Today we’ll talk a little bit about the new feature introduced in ODI 12.2.1.1.0, Dimension and Cubes!

As everybody already know, Oracle is slowly merging OWB within ODI and in each release we can see a new feature from OWB arriving in ODI. This time were the Dimension and Cubes feature.

This feature helps you to create a DW based in a configuration that you do. Basically there is a new component in ODI that helps you to define the datastore to be mapped. Also, after you create all dimensions (that is the most time consuming part in the process), the cube or fact table creation and mapping is a lot easier than do it manually.

Right now there is just one type of dimension available (Star schema level based dimension), but in the future other kinds will be supported like snow flake and others.

Ok, let’s start. There’re two ways to build a star dimension in ODI: with natural key’s (where the natural key is stored in the FACT table) and with surrogate keys (where the surrogate key is stored in the FACT table). In this post we’ll cover how we create a DW using the natural key process since the surrogate key one is buggy (the interface fails on saving the surrogate key) and we have openned a SR with Oracle to get it fixed. As soon we have the fix we’ll cover that too here in the blog.

In the Designer tab we can now see that we have a new tab called Dimensions and Cubes.

1-Dimension and Cubes

Opening that tab you will find a blank area, you need to click the button in the “Dimension and Cubes” tab, and you can create a new DM or DW.

2-DW creation

By the way, here’s the first small bug. For some reason when you write the name you want, ODI does not fill automatically the code field (as it always do for all the other objects in ODI), then you need to manually insert a code there. Remember, no spaces and no special character.
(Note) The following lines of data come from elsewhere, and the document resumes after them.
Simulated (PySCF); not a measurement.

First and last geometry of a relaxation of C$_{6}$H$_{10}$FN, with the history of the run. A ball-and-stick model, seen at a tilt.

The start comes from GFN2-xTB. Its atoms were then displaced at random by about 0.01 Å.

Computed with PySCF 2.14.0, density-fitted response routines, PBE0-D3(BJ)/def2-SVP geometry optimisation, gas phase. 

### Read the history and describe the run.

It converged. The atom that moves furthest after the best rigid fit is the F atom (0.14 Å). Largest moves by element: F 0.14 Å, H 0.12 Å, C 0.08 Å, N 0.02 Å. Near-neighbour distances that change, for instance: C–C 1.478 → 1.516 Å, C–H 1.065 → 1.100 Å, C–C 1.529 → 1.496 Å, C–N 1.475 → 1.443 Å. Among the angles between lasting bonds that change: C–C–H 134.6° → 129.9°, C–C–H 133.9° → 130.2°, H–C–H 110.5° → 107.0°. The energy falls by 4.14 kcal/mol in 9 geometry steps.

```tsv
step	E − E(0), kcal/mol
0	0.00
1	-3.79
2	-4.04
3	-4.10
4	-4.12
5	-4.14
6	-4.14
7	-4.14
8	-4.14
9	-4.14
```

After that we can expand it and see the Dimension and the Cube node.

3-DW creation

Right click on those and we can create a new Dimension or Cube. As everybody knows, the dimension comes first since we need them to maintain the data integrity of the cube.

4-Dimension Definition

Here you can give any name you want for the dimension. Also you have a Pattern Name (that has just one option by now) and in the side tabs we have all possible options for the Dimension, Levels and Hierarchies, that we’ll cover later.

There are two more option here: the Datastore, that is the target dimension datastore where all metadata will flow and the Surrogate key Sequence that you need to set in case you want to create a dim using surrogate key (We’ll cover this later since we have a bug here).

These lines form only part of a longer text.